Florida’s parimutuel industry has been reeling from the recent 2-1ruling by a 1st District Court of Appeal panel that reversed itself and decided that Gretna Racing in Gadsden County cannot offer slot machines without the legislature’s authorization. The ruling sided with Governor Rick Scott’s administration and state Attorney General Pam Bondi who sought the rehearing. In May, the same court ruled slots were allowable in Gadsden County because voters had approved a referendum authorizing them. As before, the judges asked the Florida Supreme Court to determine if parimutuels can have slot machines if approved by local voters, or if they must be approved by the legislature.
Whitney Ray, a spokesman for Bondi’s office, said the attorney general was pleased the court agreed with her position on slot machines.
James Dorris, president and chief executive officer of PCI Gaming, operators of the racetrack owned by the Poarch Creek Indians, said, “We are disappointed with this reversal, and we look forward to a review from the Florida Supreme Court where we feel this issue will be resolved in our favor.” Gretna Racing attorney David Romanik, a part owner of the facility, said he too was disappointed in the court’s decision to “overrule its own very well-reasoned original opinion, but grateful that the Supreme Court will have the opportunity to review this issue of great statewide importance.”
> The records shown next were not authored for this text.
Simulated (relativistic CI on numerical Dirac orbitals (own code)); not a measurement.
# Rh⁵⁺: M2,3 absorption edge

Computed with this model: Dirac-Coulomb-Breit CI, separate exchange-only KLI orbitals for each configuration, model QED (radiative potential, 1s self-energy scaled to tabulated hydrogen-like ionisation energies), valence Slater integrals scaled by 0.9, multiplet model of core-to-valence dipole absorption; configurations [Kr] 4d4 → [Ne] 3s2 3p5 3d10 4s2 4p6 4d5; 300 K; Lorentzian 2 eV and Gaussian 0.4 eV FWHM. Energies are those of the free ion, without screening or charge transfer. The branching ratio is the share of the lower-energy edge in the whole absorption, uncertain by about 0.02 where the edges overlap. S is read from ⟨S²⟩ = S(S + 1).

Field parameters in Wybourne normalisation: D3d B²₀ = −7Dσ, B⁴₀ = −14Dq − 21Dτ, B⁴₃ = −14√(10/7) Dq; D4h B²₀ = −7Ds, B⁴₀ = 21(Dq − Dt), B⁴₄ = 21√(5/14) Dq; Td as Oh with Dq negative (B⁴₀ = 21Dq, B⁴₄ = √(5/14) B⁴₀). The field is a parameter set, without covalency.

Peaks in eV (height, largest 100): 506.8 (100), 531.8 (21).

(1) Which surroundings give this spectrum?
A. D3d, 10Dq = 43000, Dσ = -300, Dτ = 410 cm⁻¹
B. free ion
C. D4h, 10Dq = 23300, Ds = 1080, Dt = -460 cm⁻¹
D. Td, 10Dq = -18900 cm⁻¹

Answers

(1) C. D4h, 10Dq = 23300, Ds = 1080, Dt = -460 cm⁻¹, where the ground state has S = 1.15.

Following the court’s May ruling allowing slots at Gretna Racing, Bondi called it a “monumental change” from existing law and asked the court to reconsider. The outcome was different this time because of the retirement of Judge Nikki Ann Clark, who had joined Judge Robert T. Benton ruling in favor of the slot machines at Gretna in May. She was replaced by Judge Ross L. Bilbrey, who was appointed by Scott. He and Judge Scott Makar, who wrote a strong dissent in May, ruled in the majority with Benton dissenting.
At issue is a 2009 law that expanded a 2004 voter-approved constitutional amendment authorizing slot machines at seven existing horse and dog tracks and jai-alai frontons in Broward and Miami-Dade counties. The 2009 revision legalized slots at parimutuels. Since then, voters in Lee, Brevard, Palm Beach, Hamilton and Washington counties approved referendums allowing slots at their parimutuel tracks. Currently slots are limited to tracks in Broward and Miami-Dade counties and casinos run by the Seminole tribe.
Last year, state regulators denied the Gretna racetrack a slots license, stating the Department of Business and Professional Regulation was “not authorized to issue a slot machine license to a parimutuel facility in a county which holds a countywide referendum to approve such machines, absent a statutory or constitutional provision enacted after July 1, 2010, authorizing such a referendum.” Gretna’s lawyers argued the statute does not include the word “enacted,” and other counties besides Broward and Miami-Dade do not need the legislature’s authorization for voter approval of slots.
Bondi argued that Broward and Miami-Dade are the only counties where slots are legal, based on the 2004 voter-approved constitutional amendment. In the court’s latest ruling, Makar wrote that Bondi’s interpretation of the law was “spot on.” He wrote, “The alternative view, which would restructure the statute and change its meaning to allow slot machines to be deployed on a statewide basis without any clear authority to do so, is inconsistent with principles of statutory and constitutional construction, legislative intent, and the history of laws prohibiting slot machines in the State of Florida.”
Makar also asked the state Supreme Court to determine whether the legislature has the authority to approve slot machines outside of Broward and Miami-Dade counties.
In his dissent, Benton wrote that gambling regulators’ interpretation of the law “would render superfluous the entire third clause” of the statute that deals with “any licensed parimutuel facility in any other county.” He pointed out the agency’s interpretation would mean a referendum authorizing slots only could be held if the legislature passed another law—however, “that was the status quo” before the 2009 law was enacted, Benton wrote, noting, “There was no need or purpose in enacting a statutory provision to state the obvious.”